Confessions of a Book Collector

Confessions of a
Book Collector

The Hobbit

Yes, it’s true, I love books. Go figure :-)

From early on in my life, I found the special sanctuary of books, transporting me to times and places innumerable and giving me the benefit of their knowledge. In more recent years, book collecting has become a pursuit of mine. I see books as an art form as well as a source of information. They have a beauty all their own, in particular those published in the 1800's when great love and care went into the printing process.

Like any good reader, books seem to find a way onto my shelves, but I’ve become very selective and learned a good deal about book collecting along the way. First, book collecting is not for the casual collector.


What Makes a Book Collectible?


The first thing you’re likely to consider is age, but not all old books are valuable—collecting is market-driven so you have to know what the “big draws” are. Big names can be big draws, such as books by famous authors. But again, just because the book has a big name on it doesn’t equal big dollars.

So let’s start with the first and most important factor, condition. If a book’s in poor condition, it’s not going to bring a lot unless it’s extremely rare or the only one of its kind. In that rare case, condition is less of an issue, but 99 percent of the time you have to think about condition first.

Books are graded by condition. I won’t bother going into those grades here, but you can read those for yourself on several sites, including that of the Independent Online Booksellers Association (IOBA). Suffice it to say, unless a book’s in extremely fine condition, it’s not going to get top dollar. But there is one factor that makes a huge difference.


Condition of the Dust Jacket


Go to any bookselling site on the net, such as Alibris, and you’ll find that books without a dust jacket sell for far less than those with one. Books with tattered dust jackets sell for less than those with jackets in good condition. Most dust jackets are made of paper, which tears easily, making a classic book with a clean and untorn jacket worth a good deal.

Beware of buying a jacketed book without doing your research, though. There are people out there making fake dust jackets, believe it or not. How do you tell the difference between a real jacket and a fake one? Here’s a good article on the steps you should be prepared to take. Here’s another on proper grading of book covers.

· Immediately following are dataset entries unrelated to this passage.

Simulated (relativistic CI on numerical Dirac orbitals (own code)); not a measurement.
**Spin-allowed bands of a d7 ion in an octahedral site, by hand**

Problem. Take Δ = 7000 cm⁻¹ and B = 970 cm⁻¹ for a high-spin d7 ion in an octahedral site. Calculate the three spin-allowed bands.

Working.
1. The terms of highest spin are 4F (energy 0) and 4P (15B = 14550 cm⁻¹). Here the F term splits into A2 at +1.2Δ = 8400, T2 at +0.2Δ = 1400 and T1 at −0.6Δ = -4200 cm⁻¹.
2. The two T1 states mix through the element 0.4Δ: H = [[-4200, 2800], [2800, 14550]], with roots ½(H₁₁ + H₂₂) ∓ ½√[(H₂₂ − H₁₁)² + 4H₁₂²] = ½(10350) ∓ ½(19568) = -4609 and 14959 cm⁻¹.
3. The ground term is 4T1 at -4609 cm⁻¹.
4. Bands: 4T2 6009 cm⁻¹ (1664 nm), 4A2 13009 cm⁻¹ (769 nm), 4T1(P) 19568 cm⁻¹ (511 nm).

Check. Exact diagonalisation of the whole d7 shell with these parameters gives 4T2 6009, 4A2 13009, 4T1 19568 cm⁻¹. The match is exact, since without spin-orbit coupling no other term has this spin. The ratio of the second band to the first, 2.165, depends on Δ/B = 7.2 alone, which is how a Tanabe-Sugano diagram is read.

Use common sense, too. If the book is a famous one and has an immaculate dust jacket on it, you want to go over it more carefully. If the price they’re asking doesn’t sound right, that could indicate a fake as well.

Okay, so we’ve got condition down and we know to find our book with a good dust jacket too. That said, there’s a third criterion to consider that can make the first two factors worthless without it.


Is it a First Edition?


Collectors want the first edition of the book, the very first printing off the press. So you may get a great book with a great dust jacket, but if it turns out not to be a first edition then the value plummets.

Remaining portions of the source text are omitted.